[PATCH] D17212: [ThinLTO] Support for call graph in per-module and combined summary.

Teresa Johnson via llvm-commits llvm-commits at lists.llvm.org
Thu Feb 25 07:12:02 PST 2016

tejohnson added a comment.

Responses to Mehdi's comments.

Comment at: include/llvm/Bitcode/LLVMBitCodes.h:190-203
@@ -189,5 +189,16 @@
   enum FunctionSummarySymtabCodes {
-    FS_CODE_PERMODULE_ENTRY = 1,  // FS_ENTRY: [valueid, linkage, instcount]
-    FS_CODE_COMBINED_ENTRY  = 2,  // FS_ENTRY: [modid, linkage, instcount]
+    // PERMODULE_NOCALLS: [valueid, linkage, instcount]
+    // PERMODULE_CALLS: [valueid, linkage, instcount, n x valueid]
+    // PERMODULE_CALLS_PROFILE: [valueid, linkage, instcount,
+    //                           n x (valueid, count)]
+    // COMBINED_NOCALLS: [modid, linkage, instcount]
+    // COMBINED_CALLS: [modid, linkage, instcount, n x valueid]
+    // COMBINED_CALLS_PROFILE: [modid, linkage, instcount, n x (valueid, count)]
Agreed, although I think we are still in the heavy churn tuning phase. 

Comment at: include/llvm/Bitcode/LLVMBitCodes.h:195
@@ +194,3 @@
+    // PERMODULE_CALLS_PROFILE: [valueid, linkage, instcount,
+    //                           n x (valueid, count)]
Actually my first implementation of this used a single record id. What I did was add a bit to indicate whether there was any profile data, so that the reader knew how to interpret the array data at the end (as either a list of just callee ids, or <callee id, count> pairs). I think I used the size of the record to deduce whether there was any call information. I decided to switch to explicitly encoding this information in the record id because it seemed cleaner and more consistent, and also removed a bit from each record (the profile flag). This reduces the size for large .o bitcode files and for the combined index, although the size for small .o bitcode files is a bit larger due to the 2 extra abbrev ids.

I could probably go back to using the size to deduce the presence or absence of call information, and reduce this to 2 per summary type. WDYT?

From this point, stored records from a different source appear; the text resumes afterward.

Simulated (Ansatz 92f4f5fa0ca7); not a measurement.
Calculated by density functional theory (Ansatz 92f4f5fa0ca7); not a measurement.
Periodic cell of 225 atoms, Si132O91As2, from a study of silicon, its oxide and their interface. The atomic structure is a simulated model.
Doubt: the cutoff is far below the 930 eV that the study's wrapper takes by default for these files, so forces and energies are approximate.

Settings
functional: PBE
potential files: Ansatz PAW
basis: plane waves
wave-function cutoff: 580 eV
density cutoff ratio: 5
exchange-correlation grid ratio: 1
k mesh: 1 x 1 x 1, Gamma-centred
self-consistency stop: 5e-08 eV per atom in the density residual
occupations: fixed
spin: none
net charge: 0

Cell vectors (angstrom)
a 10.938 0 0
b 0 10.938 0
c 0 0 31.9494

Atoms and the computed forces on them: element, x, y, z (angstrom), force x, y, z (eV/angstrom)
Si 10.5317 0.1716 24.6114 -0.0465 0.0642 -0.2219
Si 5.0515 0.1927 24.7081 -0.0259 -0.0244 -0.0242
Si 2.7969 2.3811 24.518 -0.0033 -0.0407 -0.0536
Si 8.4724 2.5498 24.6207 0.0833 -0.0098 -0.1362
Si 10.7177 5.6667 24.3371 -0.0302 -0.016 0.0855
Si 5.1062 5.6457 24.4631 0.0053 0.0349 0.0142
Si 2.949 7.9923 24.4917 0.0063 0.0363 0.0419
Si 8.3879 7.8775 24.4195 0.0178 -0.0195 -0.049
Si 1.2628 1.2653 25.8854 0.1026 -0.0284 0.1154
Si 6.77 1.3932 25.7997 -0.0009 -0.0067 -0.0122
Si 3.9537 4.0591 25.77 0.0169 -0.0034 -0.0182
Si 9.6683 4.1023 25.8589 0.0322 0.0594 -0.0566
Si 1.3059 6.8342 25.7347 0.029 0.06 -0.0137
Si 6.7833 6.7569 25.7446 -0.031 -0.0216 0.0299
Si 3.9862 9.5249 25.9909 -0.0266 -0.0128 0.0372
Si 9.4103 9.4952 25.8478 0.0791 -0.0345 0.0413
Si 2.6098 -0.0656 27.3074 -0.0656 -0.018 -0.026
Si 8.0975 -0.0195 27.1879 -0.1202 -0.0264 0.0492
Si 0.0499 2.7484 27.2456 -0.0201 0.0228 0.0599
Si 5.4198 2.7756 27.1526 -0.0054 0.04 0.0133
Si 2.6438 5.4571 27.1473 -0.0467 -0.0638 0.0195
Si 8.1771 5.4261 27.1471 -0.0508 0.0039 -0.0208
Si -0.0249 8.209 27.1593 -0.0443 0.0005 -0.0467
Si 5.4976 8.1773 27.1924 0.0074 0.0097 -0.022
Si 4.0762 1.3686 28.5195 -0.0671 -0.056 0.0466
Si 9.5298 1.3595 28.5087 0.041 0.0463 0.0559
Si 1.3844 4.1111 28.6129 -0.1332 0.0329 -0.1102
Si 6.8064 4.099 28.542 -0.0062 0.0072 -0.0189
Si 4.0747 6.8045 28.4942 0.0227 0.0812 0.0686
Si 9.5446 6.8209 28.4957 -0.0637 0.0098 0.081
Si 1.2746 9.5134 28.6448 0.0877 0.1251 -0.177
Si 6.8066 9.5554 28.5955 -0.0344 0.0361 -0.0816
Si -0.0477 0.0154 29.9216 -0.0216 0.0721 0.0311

Comment at: include/llvm/IR/FunctionInfo.h:97
@@ +96,3 @@
+  /// Record a call graph edge from this function to the function identified
+  /// by \p CalleeGUID, with cumulative profile count (across all calls from
joker.eph wrote:
> > Without profile data, it might be useful to record the number of static callsites from a function to the callee. This can help compiler backend to make better global decisions later (e.g. better inlining and enable more function GC).
> Can you elaborate how would you use this information and how it would help inlining and GC? 
I think what David was alluding to was similar to what I was describing on IRC yesterday - if you know you have a single static callsite via the summary, you can give the same inline cost benefit currently given for internal(ized) single-callsite functions. Then if it is inlined, hopefully the original out-of-line function can be eliminated via linker GC.

To do this, the combined index creation step would need to aggregate the # static callsites to each function and put that into the callee function's combined summary.

Comment at: include/llvm/IR/FunctionInfo.h:298
@@ +297,3 @@
+  /// Get ownership of the function summary unique_ptr.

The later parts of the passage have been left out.